ELK RIVER, MINN. — Hayden Flour Mills might not have the marketing power of larger milling companies.
“I mill in one year what Ardent mills in two hours,” said Jeff Zimmerman, co-owner of Hayden Flour Mills, Queen Creek, Ariz.
Hayden Flour Mills relies heavily on social media and e-commerce to promote its assortment of flours and pancake mixes made from ancient grains.
“You create these super fans,” Mr. Zimmerman said at the Northern Crops Institute’s first annual ancient grains conference held July 20 at the Oliver Kelley Farm outside Elk River. “You make them part of the club. If you have 100 people passionate about your product, that’s enough to pay the bills. Now it’s 200. Now it’s 300. Focus on that rather than the mass market.”
Hayden Flour Mills has garnered 600 super fans through its internet tools and is adding 50 or 60 a month.
“Those are the loyal following that will buy that einkorn from you, that will buy that emmer,” Mr. Zimmerman said.

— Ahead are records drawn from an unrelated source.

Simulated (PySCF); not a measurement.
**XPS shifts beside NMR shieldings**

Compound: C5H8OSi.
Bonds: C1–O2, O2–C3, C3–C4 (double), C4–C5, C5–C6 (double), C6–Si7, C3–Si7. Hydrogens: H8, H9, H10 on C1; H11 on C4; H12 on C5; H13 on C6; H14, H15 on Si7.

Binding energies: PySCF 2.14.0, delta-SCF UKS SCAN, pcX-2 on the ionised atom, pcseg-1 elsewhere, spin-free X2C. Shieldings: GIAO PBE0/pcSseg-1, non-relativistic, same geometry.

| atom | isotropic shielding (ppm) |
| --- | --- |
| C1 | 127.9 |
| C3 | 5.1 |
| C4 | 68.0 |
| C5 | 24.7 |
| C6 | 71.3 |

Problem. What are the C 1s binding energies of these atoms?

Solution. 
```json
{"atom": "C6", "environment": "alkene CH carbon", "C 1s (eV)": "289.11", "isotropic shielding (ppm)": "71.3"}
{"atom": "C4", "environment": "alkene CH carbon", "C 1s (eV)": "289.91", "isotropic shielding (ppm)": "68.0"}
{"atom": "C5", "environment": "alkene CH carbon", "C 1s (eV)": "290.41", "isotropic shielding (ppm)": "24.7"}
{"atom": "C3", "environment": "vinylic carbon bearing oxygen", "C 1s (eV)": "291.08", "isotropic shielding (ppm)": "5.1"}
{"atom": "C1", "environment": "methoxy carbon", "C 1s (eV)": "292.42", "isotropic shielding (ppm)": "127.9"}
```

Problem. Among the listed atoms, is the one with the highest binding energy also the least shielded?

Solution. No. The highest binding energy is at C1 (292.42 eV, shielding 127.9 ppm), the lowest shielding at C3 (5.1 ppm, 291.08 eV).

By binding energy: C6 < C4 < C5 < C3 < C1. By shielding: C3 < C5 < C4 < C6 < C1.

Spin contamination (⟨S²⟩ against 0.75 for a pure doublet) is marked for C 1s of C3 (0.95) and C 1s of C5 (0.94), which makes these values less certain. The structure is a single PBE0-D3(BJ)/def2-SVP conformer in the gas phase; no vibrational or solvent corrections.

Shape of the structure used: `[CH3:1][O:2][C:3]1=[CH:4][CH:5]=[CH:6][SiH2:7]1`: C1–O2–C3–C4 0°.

Mr. Zimmerman, who grew up on a farm in North Dakota, and his daughter, Emma Zimmerman, are co-owners of Hayden Flour Mills. The company uses stone milling, saying it preserves the natural oils and ingredients of the grain to create a more flavorful, nutrient-dense grain.
Besides consumers on the internet, Mr. Zimmerman said he asks questions at the retail level, too. Product from Hayden Flour Mills comes in boxes because the workers stocking the retail shelves told him they “hate” pouches. Consumers like an item they can place in a commuter bag and jump on the subway, Mr. Zimmerman added.
Keeping product under $10 is a goal.“What we’ve learned in marketing is, if you keep it under $10, people don’t think,” Mr. Zimmerman said.